Chen Guangcheng’s saga says a lot about the evolution in Chinese political culture currently under way as well as about the maturing relationship between China and the U.S. Not long ago, this ‘crisis’ could have severely impacted bilateral relations between the two countries; today, it appears to be a minor irritant, based on a spirit of compromise and common sense that has apparently prevailed.
While the manner in which events have unfolded has been dramatic, at least part of the drama stems from Mr. Chen himself – having made a dash for the U.S. embassy, having apparently agreed to be resettled, and then demanding to be given the freedom to seek asylum in the U.S. What Mr. Chen must have been thinking when he agreed to resume life outside the walls of the U.S. embassy is a mystery, but it could certainly have been a well orchestrated effort to maximize his exposure while at the same time embarrassing the Chinese government. If so, he succeeded brilliantly.
Relocating to the U.S. with his family diminishes Chen’s ability to confront authorities in Shandong province over their various abuses of power, as well as his battle to gain greater protection for people with disabilities. But at the same time, he is handing the Chinese government a great victory – voluntarily removing himself, on the government’s terms, as a very public thorn in their side.
By the same token, through the incompetence of the ‘minders’ keeping Mr. Chen in detention at the compound in Shandong, the Chinese leadership has inadvertently fomented greater popular support for the blind dissident. Though, by agreeing to self-imposed exile to the U.S. (call it a pursuit of studies if you wish), Mr. Chen has diminished his ability to affect meaningful change in China - this cannot be done from outside the country.
Mr. Chen deserves credit for having done as much as he has done to expose the rampant corruption in Shangdong province and to once again demonstrate to the outside world how much still remains to be done by the Chinese government to improve human rights and the plight of the less fortunate in Chinese society. To have done so outside the limelight of Beijing (until last week) and to have championed a cause (individuals with disabilities in China) that few others had tackled, demonstrates how talented Mr. Chen is. The flip side of that is that Mr. Chen has now bungled a golden opportunity to maintain pressure on the Chinese and Shandong provincial governments from inside the country.

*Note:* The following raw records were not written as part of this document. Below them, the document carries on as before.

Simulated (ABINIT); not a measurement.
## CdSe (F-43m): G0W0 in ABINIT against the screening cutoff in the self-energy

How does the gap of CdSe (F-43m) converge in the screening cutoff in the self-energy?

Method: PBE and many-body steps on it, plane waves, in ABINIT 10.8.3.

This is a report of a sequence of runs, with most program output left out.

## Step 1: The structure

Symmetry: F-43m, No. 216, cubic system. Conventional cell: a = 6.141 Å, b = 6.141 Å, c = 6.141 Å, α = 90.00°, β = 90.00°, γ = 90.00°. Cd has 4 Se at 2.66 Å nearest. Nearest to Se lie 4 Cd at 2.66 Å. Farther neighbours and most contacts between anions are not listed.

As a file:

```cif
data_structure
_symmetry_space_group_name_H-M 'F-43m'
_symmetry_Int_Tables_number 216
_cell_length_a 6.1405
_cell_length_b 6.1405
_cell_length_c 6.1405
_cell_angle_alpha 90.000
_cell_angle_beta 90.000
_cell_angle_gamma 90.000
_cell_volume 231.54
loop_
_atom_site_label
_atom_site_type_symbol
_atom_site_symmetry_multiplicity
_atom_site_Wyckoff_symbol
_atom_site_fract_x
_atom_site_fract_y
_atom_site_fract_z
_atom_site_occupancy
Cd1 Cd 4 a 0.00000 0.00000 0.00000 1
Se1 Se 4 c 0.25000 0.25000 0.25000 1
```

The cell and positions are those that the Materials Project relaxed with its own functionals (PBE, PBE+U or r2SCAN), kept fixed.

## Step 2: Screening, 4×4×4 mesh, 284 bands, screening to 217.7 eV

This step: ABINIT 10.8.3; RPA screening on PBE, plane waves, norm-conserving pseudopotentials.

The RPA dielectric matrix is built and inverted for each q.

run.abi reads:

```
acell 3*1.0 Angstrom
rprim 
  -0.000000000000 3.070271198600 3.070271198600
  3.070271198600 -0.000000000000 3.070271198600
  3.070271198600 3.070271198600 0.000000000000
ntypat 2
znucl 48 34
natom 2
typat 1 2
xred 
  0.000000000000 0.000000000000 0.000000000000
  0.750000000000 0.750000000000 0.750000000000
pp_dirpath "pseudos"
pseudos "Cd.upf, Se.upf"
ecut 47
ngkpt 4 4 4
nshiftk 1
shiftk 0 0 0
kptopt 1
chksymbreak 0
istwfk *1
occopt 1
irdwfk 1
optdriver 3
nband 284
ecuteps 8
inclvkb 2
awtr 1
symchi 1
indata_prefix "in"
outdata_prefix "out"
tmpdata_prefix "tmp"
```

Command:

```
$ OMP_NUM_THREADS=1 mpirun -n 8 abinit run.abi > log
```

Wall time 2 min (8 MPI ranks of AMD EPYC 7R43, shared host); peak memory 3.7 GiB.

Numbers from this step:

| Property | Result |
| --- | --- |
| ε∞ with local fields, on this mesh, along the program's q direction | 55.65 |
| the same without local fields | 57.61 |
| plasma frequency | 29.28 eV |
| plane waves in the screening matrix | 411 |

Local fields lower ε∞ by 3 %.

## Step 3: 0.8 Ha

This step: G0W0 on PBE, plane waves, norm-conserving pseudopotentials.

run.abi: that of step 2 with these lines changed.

As for the state of Sino/U.S. relations, this episode demonstrates how far the two nations have come in a short period of time toward achieving a common objective. If only the two nations could do the same with respect to some of the larger and more pressing issues that impact their relationship – such as the value of the yuan, China’s bullying of some of its neighbors, and its refusal to support UN resolutions that have near universal support from the world’s nations.